Replacement Xenon bulbs

I replaced my xenon bulbs with Osram CBIs, and replaced the inner reflector bowls at the same time. This is probably not something you can normally do, but I found a guy in Poland (I think), selling remanufactured reflectors. I can dig out his details if you want? They do go cloudy over time.

After doing the swap, the difference was night and day. Much brighter and more even spread of light.
 
I'm into that, not too into the ball ache of pulling the bumper, lights, then splitting them to do get the projector out.

Only managed to get hold of one bulb from euros today, got the other on order. Replaced the poorer one of the two, before and after measurement saw triple the lux with the new bulb, looks really nice. It's dry tonight but I drove it on some unlit roads and there is a marked improvement, should be a touch better with the other bulb replaced too.
 
So these damn bulbs are continuing to be a problem for me. I ended up getting Lucas bulbs from ECP because they didn't have the Philips ones. That said, couple of weeks later the drivers side bulb started turning a pinkish yellow hue. I took it back and they replaced it for another one. Now not much longer than a week later, the same thing happened again.
So it looks like I either have a faulty ballast or I've had 2 faulty bulbs. Those of you that are more experienced with this kind of thing, which of these scenarios seems more likely?
 
No, just the drivers side. Tempted to swap the bulbs around but don't want to blow another one if it does turn out to be a ballast issue.
 
No, just the drivers side. Tempted to swap the bulbs around but don't want to blow another one if it does turn out to be a ballast issue.
if it's one side then I can see the ballast being the issue.

get a multimeter on the ends and see if it's overpowering compared to the good side and burning the bulbs out.. wouldn't surprise me.
 
if it's one side then I can see the ballast being the issue.

get a multimeter on the ends and see if it's overpowering compared to the good side and burning the bulbs out.. wouldn't surprise me.

Don't do this with a regular multimeter, you'll probably blow it up.

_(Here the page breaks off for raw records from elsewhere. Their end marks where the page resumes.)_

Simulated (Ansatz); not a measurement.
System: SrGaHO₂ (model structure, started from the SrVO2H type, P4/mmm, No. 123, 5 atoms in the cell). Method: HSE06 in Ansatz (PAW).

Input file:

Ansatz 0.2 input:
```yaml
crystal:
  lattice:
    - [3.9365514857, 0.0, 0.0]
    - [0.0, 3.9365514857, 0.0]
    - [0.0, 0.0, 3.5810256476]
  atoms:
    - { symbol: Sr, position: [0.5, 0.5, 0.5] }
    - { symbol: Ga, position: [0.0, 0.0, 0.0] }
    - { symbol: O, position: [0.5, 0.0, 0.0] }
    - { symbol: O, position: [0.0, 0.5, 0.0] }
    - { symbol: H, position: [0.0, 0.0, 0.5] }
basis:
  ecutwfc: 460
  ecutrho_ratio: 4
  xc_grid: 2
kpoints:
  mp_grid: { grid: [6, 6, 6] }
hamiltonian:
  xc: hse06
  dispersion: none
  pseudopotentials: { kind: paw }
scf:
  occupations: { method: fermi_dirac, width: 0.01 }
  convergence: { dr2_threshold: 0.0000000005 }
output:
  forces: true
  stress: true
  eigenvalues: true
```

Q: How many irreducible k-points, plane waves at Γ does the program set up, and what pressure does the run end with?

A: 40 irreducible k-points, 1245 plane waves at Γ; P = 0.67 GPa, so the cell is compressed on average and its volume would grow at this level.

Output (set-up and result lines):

It looks like D4S bulbs don't have a built-in igniter. The only easy way to determine where the fault is, is by swapping ballasts/igniters. You could try the dead bulb on the other ballast but it's probably toast.
 
Don't do this with a regular multimeter, you'll probably blow it up.

It looks like D4S bulbs don't have a built-in igniter. The only easy way to determine where the fault is, is by swapping ballasts/igniters. You could try the dead bulb on the other ballast but it's probably toast.